Opinion
Submitted August 17, 1999.
July 24, 2000.
Appeal by the defendant from a judgment of the Supreme Court , Suffolk County (Mullen, J.), rendered April 12, 1996, convicting him of robbery in the first degree (two counts), upon his plea of guilty, and imposing sentence.
William R. Weiselberg, Centereach, N.Y., for appellant and appellant pro se.
James M. Catterson, Jr., District Attorney, Riverhead, N.Y. (Peter S. Smith of counsel) , for respondent.
Before: CORNELIUS J. O'BRIEN, J.P., DAVID S. RITTER, DANIEL W. JOY, MYRIAM J. ALTMAN, NANCY E. SMITH, JJ.
DECISION ORDER
ORDERED that the judgment is affirmed.
Contrary to the defendant's contention his plea of guilty was knowingly, voluntarily, and intelligently made (see, People v. Harris, 61 N.Y.2d 9). The record establishes that the defendant was aware of the affirmative defense available pursuant to Penal Law § 160.15 (4), and that he waived his right to assert that the defense in exchange for the bargained-for sentence.

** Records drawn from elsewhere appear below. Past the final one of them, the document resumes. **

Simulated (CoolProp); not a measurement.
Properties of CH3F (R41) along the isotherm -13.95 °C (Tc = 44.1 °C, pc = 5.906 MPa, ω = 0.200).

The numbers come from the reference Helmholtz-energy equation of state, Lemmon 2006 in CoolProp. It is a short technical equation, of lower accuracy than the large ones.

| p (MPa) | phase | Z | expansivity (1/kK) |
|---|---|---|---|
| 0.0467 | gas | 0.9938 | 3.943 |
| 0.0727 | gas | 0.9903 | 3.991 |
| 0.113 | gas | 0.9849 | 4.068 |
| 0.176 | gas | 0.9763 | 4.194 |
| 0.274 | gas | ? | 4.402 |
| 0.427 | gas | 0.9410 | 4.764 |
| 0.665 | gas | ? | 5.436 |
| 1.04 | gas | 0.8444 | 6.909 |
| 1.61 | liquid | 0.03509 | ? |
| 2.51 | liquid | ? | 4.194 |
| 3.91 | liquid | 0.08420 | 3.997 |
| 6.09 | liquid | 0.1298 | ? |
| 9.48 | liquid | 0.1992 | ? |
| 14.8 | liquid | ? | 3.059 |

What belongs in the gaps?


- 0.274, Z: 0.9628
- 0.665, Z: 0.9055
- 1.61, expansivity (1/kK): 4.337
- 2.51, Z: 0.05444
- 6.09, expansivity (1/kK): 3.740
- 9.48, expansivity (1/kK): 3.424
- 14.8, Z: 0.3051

The defendant's waiver of his right to appeal precludes review of his contention that he was denied effective assistance of counsel except to the extent that it affected the voluntariness of his plea (see, People v. Holmes, 268 A.D.2d 597). As indicated, we find that the plea was knowingly, voluntarily, and intelligently made.
The defendant's remaining contentions, including those raised in his supplemental pro se brief, are without merit.